Amazon SageMaker now allows you to compare the performance of a new version of a model serving stack with the currently deployed version prior to a full production rollout using a deployment safety practice known as shadow testing. Shadow testing can help you identify potential configuration errors and performance issues before they impact end-users. With SageMaker, you don’t need to invest in building your shadow testing infrastructure, allowing you to focus on model development. SageMaker takes care of deploying the new version alongside the current version serving production requests, routing a portion of requests to the shadow version. You can then compare the performance of the two versions using metrics such as latency and error rate. This gives you greater confidence that production rollouts to SageMaker inference endpoints won’t cause performance regressions, and helps you avoid outages due to accidental misconfigurations.

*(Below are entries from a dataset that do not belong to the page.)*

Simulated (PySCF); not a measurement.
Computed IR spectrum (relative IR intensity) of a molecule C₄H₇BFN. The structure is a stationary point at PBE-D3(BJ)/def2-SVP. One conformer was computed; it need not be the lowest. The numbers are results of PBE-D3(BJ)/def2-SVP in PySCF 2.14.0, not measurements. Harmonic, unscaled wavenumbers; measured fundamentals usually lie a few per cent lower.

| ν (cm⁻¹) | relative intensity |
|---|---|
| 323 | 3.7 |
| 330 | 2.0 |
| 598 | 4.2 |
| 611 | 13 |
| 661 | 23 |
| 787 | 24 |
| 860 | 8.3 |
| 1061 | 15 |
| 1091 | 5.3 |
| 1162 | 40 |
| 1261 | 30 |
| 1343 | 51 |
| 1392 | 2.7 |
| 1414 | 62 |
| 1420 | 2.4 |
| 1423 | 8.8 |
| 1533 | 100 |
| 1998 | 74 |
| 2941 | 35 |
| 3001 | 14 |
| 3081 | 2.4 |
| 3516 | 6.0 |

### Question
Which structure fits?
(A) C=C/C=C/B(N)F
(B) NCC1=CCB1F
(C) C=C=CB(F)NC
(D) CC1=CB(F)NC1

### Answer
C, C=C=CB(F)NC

In this post, we demonstrate this new SageMaker capability. The corresponding sample notebook is available in this GitHub repository.

## Overview of solution

Your model serving infrastructure consists of the machine learning (ML) model, the serving container, or the compute instance. Let’s consider the following scenarios:

• You’re considering promoting a new model that has been validated offline to production, but want to evaluate operational performance metrics, such as latency, error rate, and so on, before making this decision.
• You’re considering changes to your serving infrastructure container, such as patching vulnerabilities or upgrading to newer versions, and want to assess the impact of these changes prior to promotion to production.
• You’re considering changing your ML instance and want to evaluate how the new instance would perform with live inference requests.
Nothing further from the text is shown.